Peripheral
Modules
A microcontroller
seen as a whole represents a structure composed of a microprocessor and a set
of peripheral modules. A microcontroller can have a range of peripheral modules
depending on its series. A peripheral module as a rule is a specialized circuit
that can perform a certain function. See above some function examples:
• GPIO allows
setting or collection of logic level on a microcontroller pin
• EEPROM allows
long-term data storage.
• ADC allows
conversion of analog signals
• Serial UART
allows serial communication
• TIMER offers the
possibility to generate time intervals, measure the time between two events,
generate digital signals of certain forms.

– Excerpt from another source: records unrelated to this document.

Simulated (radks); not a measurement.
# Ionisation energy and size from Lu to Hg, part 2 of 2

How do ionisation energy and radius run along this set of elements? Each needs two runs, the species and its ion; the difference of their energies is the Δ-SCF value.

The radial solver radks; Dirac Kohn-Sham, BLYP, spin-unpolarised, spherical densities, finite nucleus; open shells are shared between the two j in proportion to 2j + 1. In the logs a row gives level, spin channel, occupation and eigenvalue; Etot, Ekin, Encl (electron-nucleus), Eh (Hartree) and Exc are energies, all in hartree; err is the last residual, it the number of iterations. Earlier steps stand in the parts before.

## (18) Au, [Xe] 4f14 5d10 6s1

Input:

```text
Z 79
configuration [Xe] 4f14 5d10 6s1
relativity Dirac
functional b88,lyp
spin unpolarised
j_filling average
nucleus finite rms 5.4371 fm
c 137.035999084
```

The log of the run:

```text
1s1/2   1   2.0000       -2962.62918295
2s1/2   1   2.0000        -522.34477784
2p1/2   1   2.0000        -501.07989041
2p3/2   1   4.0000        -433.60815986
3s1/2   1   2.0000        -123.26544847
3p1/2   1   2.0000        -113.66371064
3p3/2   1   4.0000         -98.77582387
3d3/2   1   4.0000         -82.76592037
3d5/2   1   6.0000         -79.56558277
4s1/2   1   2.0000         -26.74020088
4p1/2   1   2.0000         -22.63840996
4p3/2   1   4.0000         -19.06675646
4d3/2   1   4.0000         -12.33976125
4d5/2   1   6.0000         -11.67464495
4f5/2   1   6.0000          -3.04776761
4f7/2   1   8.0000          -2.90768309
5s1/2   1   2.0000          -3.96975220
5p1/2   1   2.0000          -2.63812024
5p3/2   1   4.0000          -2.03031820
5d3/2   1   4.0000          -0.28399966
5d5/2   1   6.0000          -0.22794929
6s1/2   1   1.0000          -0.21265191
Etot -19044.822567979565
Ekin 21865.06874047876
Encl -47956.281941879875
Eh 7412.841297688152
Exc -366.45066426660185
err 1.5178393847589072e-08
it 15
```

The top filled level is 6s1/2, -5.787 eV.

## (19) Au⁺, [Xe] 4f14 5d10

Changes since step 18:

In a certain case we could say that peripherals represent
the microcontroller interface with the external world.
The microprocessor (CPU) interaction with peripherals is
performed via peripheral registers. The AVR architecture has 64 registers,
called peripheral registers or I/O registers.
Each
peripheral module has in the peripheral registers space a reserved set of
registers. For example, each GPIO module has reserved a set of 3 registers
called PORT, PIN and DDR. By use of these registers the microprocessor is able
to work with the pin logic levels. We could do a classification of peripheral
registers depending on their destination as follows:
• Status Registers - offer the possibility to visualize the current state
of a peripheral (flags). As a rule status registers are available only for
reading.
• Control Registers - allow configuration of the peripheral module. They
are available for both writing and reading.
• Data Registers - enable data exchange between the peripheral module and kernel.
• Selection Registers - allow selection of resources / configurations in a
peripheral module.
In many cases peripheral registers
don't have a well-defined purpose, ie a register might contain a collection of
status bits, selection control. The purpose of peripheral registers can be
recognized by their name and often by their termination: _SR, _CR, _DR, _AR,
however it's not a rule.
The microprocessor (CPU) doesn't
distinguish the peripheral modules. It "sees" the peripheral modules
through peripheral registers and the the work with the peripherals occurs
through data transfer with an address from the peripheral registers space. The
access to peripheral registers will be performed by a special set of commands.
Transfer commands.
These commands involve transfers on 8 bits:
in R, P - content transfer of a
peripheral register to a general purpose register.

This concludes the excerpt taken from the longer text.